With an agreement between Greece and its creditors secured over the past weekend major averages around the world rallied and renewed optimism for equity investors. The Technology and Financial sectors led the way in the U.S. thanks to strong earnings from key companies such as Google and JP Morgan.
European creditors agreed to provide Greece a €7 billion bridge loan before a third bailout package can take effect. The bridge loan allows Greece to meet its upcoming ECB payments and pay the IMF in arrears. The deal calls for Greece to essentially adopt the same measures rejected during the referendum.
With the provision of almost $500 billion from the central bank to China Securities Finance, a margin-financing firm, markets in Shanghai posted gains this week. The government also reported GDP growth of 7% for Q2, higher than expected, in large part due to the performance of brokerage houses.

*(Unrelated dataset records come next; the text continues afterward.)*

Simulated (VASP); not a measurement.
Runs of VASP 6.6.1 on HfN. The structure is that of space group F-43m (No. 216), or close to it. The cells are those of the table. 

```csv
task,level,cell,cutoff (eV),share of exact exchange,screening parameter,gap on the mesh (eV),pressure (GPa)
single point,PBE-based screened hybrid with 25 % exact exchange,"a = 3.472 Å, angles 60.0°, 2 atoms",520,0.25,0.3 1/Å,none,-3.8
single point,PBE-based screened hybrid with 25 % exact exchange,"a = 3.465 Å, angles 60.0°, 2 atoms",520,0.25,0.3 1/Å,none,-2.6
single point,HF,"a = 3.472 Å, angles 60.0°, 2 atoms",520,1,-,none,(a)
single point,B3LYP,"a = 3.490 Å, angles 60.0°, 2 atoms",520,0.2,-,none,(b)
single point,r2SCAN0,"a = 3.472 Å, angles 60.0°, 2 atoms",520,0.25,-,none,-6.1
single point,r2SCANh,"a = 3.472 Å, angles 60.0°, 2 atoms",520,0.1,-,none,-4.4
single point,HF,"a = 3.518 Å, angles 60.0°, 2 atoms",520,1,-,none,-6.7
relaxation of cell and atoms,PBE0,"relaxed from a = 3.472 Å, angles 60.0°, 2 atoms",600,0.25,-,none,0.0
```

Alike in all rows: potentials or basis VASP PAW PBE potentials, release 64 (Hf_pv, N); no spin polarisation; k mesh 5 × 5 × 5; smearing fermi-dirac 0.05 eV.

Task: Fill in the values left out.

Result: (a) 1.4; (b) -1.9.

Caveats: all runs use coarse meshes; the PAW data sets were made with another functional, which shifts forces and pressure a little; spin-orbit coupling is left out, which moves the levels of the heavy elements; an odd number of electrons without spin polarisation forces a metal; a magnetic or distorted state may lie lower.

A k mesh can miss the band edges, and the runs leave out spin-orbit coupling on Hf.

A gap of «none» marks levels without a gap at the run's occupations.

Mark Carney and Janet Yellen both made headlines this week by articulating expectations for rate increases. Ms. Yellen affirmed the expectation to raise rates this year while Mr. Carney of the Bank of England surprised markets by saying that economic progress across the Atlantic has put tighter monetary policy on the table sooner than expected.
Spot gold prices hit a five-year low on Friday despite a report that China has vastly increased its gold reserves over the past several years.
Saudi Arabia reported record oil production on Monday. Combined with an agreement between the world’s nuclear powers and Iran, oil prices slipped further on the week. Elsewhere in energy, natural gas overtook coal as the top fuel input for power generation for the first time.
Mexico put up 14 blocks of energy reserves for sale this week but only two deals were executed. Analysts say the low number is normal considering it was Mexico’s inauguration to sales and more profitable blocks are expected to be auctioned later this year.